|
|
|
|
|
by nwh
4403 days ago
|
|
What the hell? When did I suggest that? Client side validation wasn't even a part of this, the rules are clearly enforced at the server as well. > By the way, I made mention that perhaps they're encrypting the string, and not hashing it. Encryption is the same, it's content agnostic. 20 characters doesn't make any sense with the size of a block cipher. |
|
But, as you mentioned, hash funtions always produce a fixed-length string as their output, so, hypothetically, if an evil-doer comprised the whole Yahoo! password database, and saw randomized byte values of varying length stored for the password data, it would be obvious that the passwords were encrypted, and not hashed. In which case, you'd be right: they weren't hashed, they were encrypted.

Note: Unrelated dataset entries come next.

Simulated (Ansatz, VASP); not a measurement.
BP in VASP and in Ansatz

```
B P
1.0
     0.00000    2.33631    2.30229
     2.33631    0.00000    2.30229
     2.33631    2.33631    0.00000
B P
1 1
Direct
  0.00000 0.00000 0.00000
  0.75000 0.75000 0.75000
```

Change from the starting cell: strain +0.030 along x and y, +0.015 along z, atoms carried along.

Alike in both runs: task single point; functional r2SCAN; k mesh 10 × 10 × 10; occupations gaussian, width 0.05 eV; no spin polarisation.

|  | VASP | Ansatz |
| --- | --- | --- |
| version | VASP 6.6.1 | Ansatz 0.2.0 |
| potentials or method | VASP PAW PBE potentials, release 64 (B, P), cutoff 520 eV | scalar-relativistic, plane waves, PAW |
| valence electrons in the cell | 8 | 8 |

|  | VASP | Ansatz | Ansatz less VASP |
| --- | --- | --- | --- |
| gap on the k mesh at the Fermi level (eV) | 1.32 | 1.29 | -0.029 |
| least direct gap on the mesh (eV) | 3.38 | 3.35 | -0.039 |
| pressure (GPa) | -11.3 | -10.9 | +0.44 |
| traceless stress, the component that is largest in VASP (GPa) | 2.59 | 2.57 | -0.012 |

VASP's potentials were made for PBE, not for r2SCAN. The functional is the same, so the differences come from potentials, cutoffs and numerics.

But still, I don't think forbidding spaces necessarily precludes the use of hashes. I also don't think Yahoo! is using a space-delimited data format for storing password data. Or at least if they were, I'd be as shocked at that as I would be to find out that they protected passwords with ROT13 or triple DES (encrypting a password with AES might be conscionable though).
To answer your question:
I think I may have misinterpretted the following: To me, I read that as "If they (being the client) hashed the user input, it wouldn't matter what the client gave..." my mistake.